Quinceañera, the come-from-nowhere winner of both the Grand Jury Prize and the Audience Award at this year’s Sundance Film Festival, is Glatzer and Westmoreland’s second collaboration, following The Fluffer (2001), and the third feature for Glatzer, whose 1993 debut was the much-loved Grief. Quinceañera, a no-frills drama about a 15-year-old Echo Park Latina and her family, was inspired by the birthday celebration (a quinceañera) that the filmmakers’ neighbor asked them to document. Completed just nine months later, the film is the antithesis of the visually ornate Brothers of the Head, which tells of Siamese-twin brothers who become punk stars in 1970s Great Britain. Based on an old Brian Aldiss novel, it’s Pepe and Fulton’s first fiction feature, a follow-up to Lost in La Mancha, in which they documented an ill-fated production of Don Quixote helmed by legendary director Terry Gilliam, who’s been a Pepe-Fulton champion since meeting them when they were film students at Temple University (where the couple met, 15 years ago). The following conversation took place at their blissfully cool Silver Lake home, down the road from that of Glatzer and Westmoreland, who’ve themselves been together for 11 years.

L.A. WEEKLY: Okay, guys, think of this as a meet-the-filmmaker event. You have two minutes to heap praise and/or criticism on each other’s films.

WASH WESTMORELAND: [to Keith Fulton and Louis Pepe] I love your final shot. It’s brilliant. It’s haunting me. Did you plan that shot or did it just happen?

KEITH FULTON: [laughing] Let’s not talk about that.

LOUIS PEPE: Oh, come on. It’s funny. It was not planned. All that ’70s stuff was shot in a documentary style. Our D.P. [Anthony Dod Mantle] was always fishing, always looking around for an interesting shot. But he was not supposed to be taking that particular shot. Keith and I were looking at the monitor going, “Wait, is this the shot we asked for? What the fuck is going on?” And then, in the editing room, there’s this gem.

FULTON: We lucked out.

PEPE: It’s the final shot, despite us.

FULTON: One thing I wanted to say is that I’ve lived in Silver Lake for eight years, and Quinceañera gave me a view of a world that I knew nothing about, that I look at longingly, yet, because I don’t speak Spanish, I don’t interact with at all. It was exciting for me, and moving. But listen, there’s something I’m curious to know. Do you get tired of using the pronoun “we”? Do you find that it replaces your sense of “I”?
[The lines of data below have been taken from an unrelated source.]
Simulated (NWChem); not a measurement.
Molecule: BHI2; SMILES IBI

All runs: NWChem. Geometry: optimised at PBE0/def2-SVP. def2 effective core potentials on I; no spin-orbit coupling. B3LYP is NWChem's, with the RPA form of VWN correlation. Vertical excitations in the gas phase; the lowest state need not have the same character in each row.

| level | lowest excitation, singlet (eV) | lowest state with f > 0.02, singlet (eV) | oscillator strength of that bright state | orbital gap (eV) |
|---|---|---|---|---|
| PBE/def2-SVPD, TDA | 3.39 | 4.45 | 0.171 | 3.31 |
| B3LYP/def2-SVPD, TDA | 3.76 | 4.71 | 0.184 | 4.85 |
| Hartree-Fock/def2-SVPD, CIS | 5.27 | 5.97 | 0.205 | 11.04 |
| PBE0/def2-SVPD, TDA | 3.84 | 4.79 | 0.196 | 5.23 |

WESTMORELAND: It does, yeah, sometimes. But really, it’s “we” on set, codirecting, because the more in sync you are mentally, the better it’s gonna be for cast and crew. If they have two directors coming at them who aren’t very in tune, then it’s going to send tremors through the whole production. Everyone goes into free fall. So the closer you are, the better. We joke sometimes that we decided that sleeping together would make us better directors.

Are there ever moments on the set when you have an impulse that the dynamics of codirecting prevent you from expressing? How do you keep your individuality as an artist when you’re part of two?

RICHARD GLATZER: Most of that comes before you shoot. You write the movie so many times, you write and you write, then you direct, and then, in a sense, you write it again in the editing room. So you have lots of options. If he has an idea for a take and I don’t quite see it, we can do it, then see how it plays in the cutting room. There’s room for spontaneity. You can’t get crazy with that, but you can try things, sure.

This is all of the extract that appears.